By Tyrone Burke
Photos by Chris Roussakis and Bryan Gagnon
The planetary-scale climate catastrophe that the Paris Agreement is seeking to avert is very large indeed.
Carbon mitigation measures to reduce emissions often seem smaller than they need to be, but for those who work in carbon-intensive industries, their impact can be outsized.
Matthew Peters is researching how policies like carbon taxes will impact workers and families who depend on carbon-intensive industries.
“We like to pretend it’s the first time that a transition like this has happened,” says the MA student at Carleton University’s Institute of Political Economy, “but in the past, societies have changed from agrarian renewables, to steam engines and coal, to oil and gas. Now, we’re again looking at getting off of those and moving towards renewables.”

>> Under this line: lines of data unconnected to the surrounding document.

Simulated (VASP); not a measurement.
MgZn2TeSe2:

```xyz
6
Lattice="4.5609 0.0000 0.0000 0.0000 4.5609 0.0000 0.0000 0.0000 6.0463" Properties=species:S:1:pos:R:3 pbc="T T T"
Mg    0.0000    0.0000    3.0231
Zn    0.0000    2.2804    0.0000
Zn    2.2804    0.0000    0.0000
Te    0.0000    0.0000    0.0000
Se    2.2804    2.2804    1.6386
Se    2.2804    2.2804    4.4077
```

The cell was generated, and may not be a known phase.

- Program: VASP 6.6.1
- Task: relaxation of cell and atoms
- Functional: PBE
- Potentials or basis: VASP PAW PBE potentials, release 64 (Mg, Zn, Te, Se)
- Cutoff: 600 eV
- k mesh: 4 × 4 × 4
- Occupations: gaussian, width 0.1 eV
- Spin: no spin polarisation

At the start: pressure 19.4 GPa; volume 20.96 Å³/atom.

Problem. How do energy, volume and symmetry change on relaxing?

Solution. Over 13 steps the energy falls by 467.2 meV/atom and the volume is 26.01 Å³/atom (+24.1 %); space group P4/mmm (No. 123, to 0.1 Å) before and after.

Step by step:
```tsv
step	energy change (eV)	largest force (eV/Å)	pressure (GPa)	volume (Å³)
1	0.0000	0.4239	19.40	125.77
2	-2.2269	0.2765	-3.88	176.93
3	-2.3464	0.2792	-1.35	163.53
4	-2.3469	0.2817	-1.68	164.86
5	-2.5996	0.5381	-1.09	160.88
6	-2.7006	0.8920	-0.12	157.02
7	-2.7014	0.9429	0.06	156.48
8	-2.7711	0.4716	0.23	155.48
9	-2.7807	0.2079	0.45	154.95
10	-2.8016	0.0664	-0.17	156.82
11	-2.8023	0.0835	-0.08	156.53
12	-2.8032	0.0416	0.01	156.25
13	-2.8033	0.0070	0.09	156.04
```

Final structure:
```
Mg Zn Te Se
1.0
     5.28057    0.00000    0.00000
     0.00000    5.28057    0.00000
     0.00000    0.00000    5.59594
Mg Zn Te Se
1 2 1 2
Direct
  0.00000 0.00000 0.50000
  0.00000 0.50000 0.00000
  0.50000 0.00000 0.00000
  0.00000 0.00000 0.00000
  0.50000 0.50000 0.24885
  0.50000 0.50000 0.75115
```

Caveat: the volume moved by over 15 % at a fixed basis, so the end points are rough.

Peters is looking to the energy transitions of the past to better understand factors that drive major changes in our energy mix.
“If we have a strong economic policy, and assume that the energy transition will take place smoothly, that assumes that it is primarily an economic problem,” Peters says.
“And if you looked at past transitions, then you’d say those must have happened for economic reasons, but if you look back there’s some question as to whether that’s actually the case – whether coal was pushed to the centre of the energy structure because it really was the cheapest option.”
Political Economy Students Come From Diverse Disciplinary Backgrounds
Peters’ research draws on his undergraduate education in economics, but he credits the diverse disciplinary backgrounds of his Institute of Political Economy group for seeing the issue from new perspectives.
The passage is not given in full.